Drilling stirs up changes in West

Published: Tuesday, Dec. 30 2003 3:16 p.m. MST

Roan Plateau is dusted by a light snow near Rifle, Colo., last month. The plateau is at the center of a debate because of its gas reserves.

David Zalubowski, Associated Press

EDITOR'S NOTE — Soaring demand for natural gas and a Bush administration push to speed production are creating a new energy boom in the Rocky Mountain West. But times have changed since the oil shale boom of the '70s and '80s. People who moved to the mountains for the lifestyle are teaming up with ranchers to urge their communities and the government to put on the brakes. In a five-part series that begins today, The Associated Press examines the boom and its consequences.

RIFLE, Colo. — The Colorado River helped sculpt the deep brown mesas and pine-covered hills of western Colorado, home to Cathedral Bluffs and the soaring Roan Cliffs, their slopes falling swiftly to the valley floor.

More and more, this striking landscape is being reshaped by iron towers and earth-colored boxes, 6 feet tall. These are drilling rigs and well heads, signs of an underground natural gas reserve that industry experts say may be the biggest in the country — 21 trillion cubic feet of recoverable fuel, enough to heat 315 million homes for a year and a treasure worth billions of dollars.

Much of this gold mine is under Colorado's Roan Plateau, 127,000 acres in the heart of the Rockies — a region described last month by the head of the Federal Energy Regulatory Commission as "ground zero" in the Bush administration's plan to step up domestic energy development.

That plan has already led to social and economic changes across the high plains of Montana and Wyoming and the sagebrush-dotted deserts of New Mexico and Utah. Gas companies are hauling in drilling rigs, and crews are filling up the motels and restaurants of small towns desperate for the revenue.

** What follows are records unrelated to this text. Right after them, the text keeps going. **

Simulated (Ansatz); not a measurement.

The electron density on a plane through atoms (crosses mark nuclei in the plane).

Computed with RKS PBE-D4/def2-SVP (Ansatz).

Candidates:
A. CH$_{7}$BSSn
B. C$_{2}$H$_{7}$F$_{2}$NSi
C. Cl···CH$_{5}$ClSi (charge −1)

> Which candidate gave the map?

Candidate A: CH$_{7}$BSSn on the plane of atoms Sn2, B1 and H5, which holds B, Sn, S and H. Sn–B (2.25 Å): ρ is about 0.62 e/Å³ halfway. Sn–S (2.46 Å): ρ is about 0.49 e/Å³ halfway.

The boom, however, is running into criticism from an unlikely alliance of hunters, ranchers, environmentalists and others who say energy companies are running amok, building roads and drilling wells without permission. Fights are breaking out over mineral rights involving ranchers who until now had been more familiar with cattle prices and winter wheat. Some have gone to court to keep the energy companies off their land.

Some of those who live in the West's far-flung reaches believe public land should be available for energy development. But they are calling for the government to put on the brakes, worried the new boom is threatening both the environment and the outdoors-based economy that has replaced the oil-and-gas days of the 1970s and '80s.

"We've seen this industry go boom and bust a couple times," said Peggy Utesch, a media consultant who lives in Silt, east of Rifle. "For people like us that live in this valley and probably will for the rest of our lives, that is a big concern."